Your gf does sound like she has some issues but I will ask this, only because I know a guy like this that I've recently had a similar conversation with. You say you have a lot of female friends, so have you taken an objective look at your boundaries with all of these female friends? The person I spoke to was having a hard time keeping his relationships because he had terrible boundaries with his female friends. Even his female friends told him it was going to be a problem, but he just doesn't want to hear it. Granted in his case it was an issue with all of his dates, not just one, so that's another question to ask yourself. Is she the only one you've had this issue with?

And you don't want to tell her about the concert just so she will go? You're worried about her seeing dudes on stage? And she's the one that's immature? Really? If you're not happy with her just end it.


----------



## Cooper (Apr 18, 2008)

I think the surprise concert was a nice gesture but making it an overnight trip without telling her is a bit presumptuous. Ever consider she may not want to spend the night with you? Or she already has plans for the next day? Or what about a change of clothes?

Anyway...it sounds like the relationship is coming to an end, she sounds immature and insecure and it will drive you nuts trying to make her happy, and you will probably never make her happy.

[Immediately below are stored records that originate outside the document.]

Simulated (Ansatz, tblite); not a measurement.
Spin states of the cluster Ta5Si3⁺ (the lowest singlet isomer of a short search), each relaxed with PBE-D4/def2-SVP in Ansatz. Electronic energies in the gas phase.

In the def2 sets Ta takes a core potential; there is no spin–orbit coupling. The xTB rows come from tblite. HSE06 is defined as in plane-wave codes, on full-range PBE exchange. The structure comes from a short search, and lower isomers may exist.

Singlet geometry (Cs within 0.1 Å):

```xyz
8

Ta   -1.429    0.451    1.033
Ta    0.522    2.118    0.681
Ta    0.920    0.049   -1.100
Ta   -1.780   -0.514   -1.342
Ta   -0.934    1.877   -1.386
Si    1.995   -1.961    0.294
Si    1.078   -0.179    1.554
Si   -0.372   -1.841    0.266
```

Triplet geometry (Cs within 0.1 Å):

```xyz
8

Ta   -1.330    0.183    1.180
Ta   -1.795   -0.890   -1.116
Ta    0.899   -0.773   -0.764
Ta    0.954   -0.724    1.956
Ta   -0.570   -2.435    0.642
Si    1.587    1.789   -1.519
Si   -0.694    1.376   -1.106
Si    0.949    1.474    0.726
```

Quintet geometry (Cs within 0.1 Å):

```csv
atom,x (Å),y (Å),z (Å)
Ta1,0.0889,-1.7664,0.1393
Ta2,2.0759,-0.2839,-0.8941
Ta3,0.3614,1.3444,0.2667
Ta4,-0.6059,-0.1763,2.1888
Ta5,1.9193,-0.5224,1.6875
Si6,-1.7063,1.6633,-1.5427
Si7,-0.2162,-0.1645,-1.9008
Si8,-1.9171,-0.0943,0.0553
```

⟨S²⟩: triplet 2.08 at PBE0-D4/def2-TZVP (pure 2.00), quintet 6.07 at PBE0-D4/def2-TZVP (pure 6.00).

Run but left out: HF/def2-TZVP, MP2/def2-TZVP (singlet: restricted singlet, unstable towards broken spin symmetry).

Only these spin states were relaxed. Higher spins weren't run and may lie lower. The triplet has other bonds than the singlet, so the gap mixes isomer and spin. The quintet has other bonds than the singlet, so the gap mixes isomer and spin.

I say maybe take her to the concert but cancel the hotel...or break up with her and sell the tickets. Or just give her the tickets and tell her to take a friend.


----------



## sinnister (Dec 5, 2010)

OP I think it's kind of weird to buy a hotel getaway for a woman you're having problems with that you've only been dating for 6 months.


----------



## turnera (Jan 22, 2010)

Cooper said:


> I think the surprise concert was a nice gesture but making it an overnight trip without telling her is a bit presumptuous. Ever consider she may not want to spend the night with you? Or she already has plans for the next day? Or what about a change of clothes?
> 
> Anyway...it sounds like the relationship is coming to an end, she sounds immature and insecure and it will drive you nuts trying to make her happy, and you will probably never make her happy.
> 
> I say maybe take her to the concert but cancel the hotel...or break up with her and sell the tickets. Or just give her the tickets and tell her to take a friend.


My H once planned the most romantic thing ever - a place with massages, hot tub, romantic fireplace, etc. He picked me up from work and just took me there without warning. And as much as it was an amazing event, a little part of me was offput, thinking about what of my stuff did he pack, would I feel comfortable in it, what if I'd had plans to do something that day (he didn't know any of my contacts so couldn't have checked)...and that wasn't even an overnight thing.

What I'm trying to say is, even if you're an established couple and trust each other, there could be some hesitation for various reasons. But if you're only together 6 months, you're having problems...just be warned that the 'surprise' may not be appreciated the way you think it will.


----------



## Divinely Favored (Apr 1, 2014)

Tell her to bring overnight bag but not what your doing. Tell her what time the bus is leaving, if she is not there call up another bud snd enjoy the show.
_Posted via Mobile Device_


----------



## 6301 (May 11, 2013)

I have a friend who for some reason picks the women who are insecure, very needy and clingy. I guess it's his style and my track record is nothing to brag about either but with him, he gets deeply involved with them and slowly but surely it starts getting to him and his relationships last a few years and then it falls apart and he starts over again and you guessed it, another women with the same traits and it's like a never ending story. 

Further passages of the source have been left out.